Tuesday, May 12, 2009

Let me.

This last weekend I went on Senior Retreat. Although I had been looking forward to going to Six Flags with the senior class, I was ultimately unable to go. Thus, when my friend, Jesuit Novice A.J. mentioned the retreat and that I should go I went over to Healy Hall and registered. I think at first I was spurred to go because I didn't want to sit on campus all weekend. But then when I realized that my two best friends were going, I was excited to spend the weekend with them away from campus. I had no clue the weekend in store for me, it was one of the most amazing experiences at Georgetown and in the end I think it was one of my best decisions over the last four years.

Part of the weekend was about God's grace, examining where He had shown up in our life at Georgetown. In both the little things and the big. In the hurt and in the moments where life feels perfect. I came to Georgetown because I was running away. I thought if I got into a prestigious university, I would assure everyone around me and by proxy myself that I was okay. But the truth is that I wasn't, I was hurting. I was broken into a thousand tiny pieces being held together by the thinnest of threads. I was mad at people, I was angry at God, I held hate and contempt in my heart. When I walked through Georgetown's front gates for the first time I was a broken being. I came here broken and I don't want to leave that way.

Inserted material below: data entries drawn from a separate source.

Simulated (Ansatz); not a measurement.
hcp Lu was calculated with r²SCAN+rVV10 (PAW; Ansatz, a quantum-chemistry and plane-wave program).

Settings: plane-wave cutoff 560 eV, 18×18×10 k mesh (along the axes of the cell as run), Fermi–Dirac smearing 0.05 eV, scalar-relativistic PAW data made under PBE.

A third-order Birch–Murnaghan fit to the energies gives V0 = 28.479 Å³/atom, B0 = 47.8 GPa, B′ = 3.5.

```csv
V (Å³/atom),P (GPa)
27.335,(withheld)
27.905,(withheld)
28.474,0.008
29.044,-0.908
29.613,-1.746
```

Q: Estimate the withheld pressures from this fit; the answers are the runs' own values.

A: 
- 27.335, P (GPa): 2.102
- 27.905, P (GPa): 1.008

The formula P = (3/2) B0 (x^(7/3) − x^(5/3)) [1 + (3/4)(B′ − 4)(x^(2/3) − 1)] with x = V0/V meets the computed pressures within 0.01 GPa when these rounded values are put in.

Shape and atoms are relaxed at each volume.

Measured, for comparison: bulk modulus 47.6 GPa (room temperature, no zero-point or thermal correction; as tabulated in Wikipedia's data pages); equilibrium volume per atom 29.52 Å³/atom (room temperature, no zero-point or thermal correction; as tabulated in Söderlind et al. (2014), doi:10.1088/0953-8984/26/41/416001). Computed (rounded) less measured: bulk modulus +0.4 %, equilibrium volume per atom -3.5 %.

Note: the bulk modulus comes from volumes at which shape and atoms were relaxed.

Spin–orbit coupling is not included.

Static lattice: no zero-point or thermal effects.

I graduate in five days and yet still I am broken. I feel unworthy of His love. I feel unworthy of His grace, and I feel unworthy of His forgiveness. And yet I cling to these things and desire these things and pray that someday I will feel worthy. For years there has been an elephant in the room when I sit and talk to God. I could not understand how God could forgive my rapist, the man who sexually abused me for 18 months. I clinged to the self-righteousness that said that it was my pain. I constantly found myself asking God "How dare you take that pain away from me? How dare you offer this monster forgiveness? How dare you ask that I share heaven with this man?"

But you weren't asking those things of me, were you God? You were saying, this burden is heavy let me help you bear it. You were asking, isn't it getting heavy under there carrying your own cross. Here let me take a side. Dear child, let me ache for you, let me hurt for you, give me your hand and let me take your place upon this cross. Let my hands be nailed to it and let the thorns cut my brow. Let my blood flow and let my body be broken. You were simply saying "let me. Let me. Let me." And so I let him.

I found myself this weekend yelling out to Him and crying out to Him. Unloading my burden, one issue at a time. Until there was nothing left that I was carrying, until I felt empty and drained. Because the truth was, I couldn't do it anymore, I couldn't carry this burden alone. It had broke me, I still am broken, but God's grace and love have begun to heal me. And while I am scared of the uncertain future ahead of me I know that on Monday morning I will be okay, because God will be there.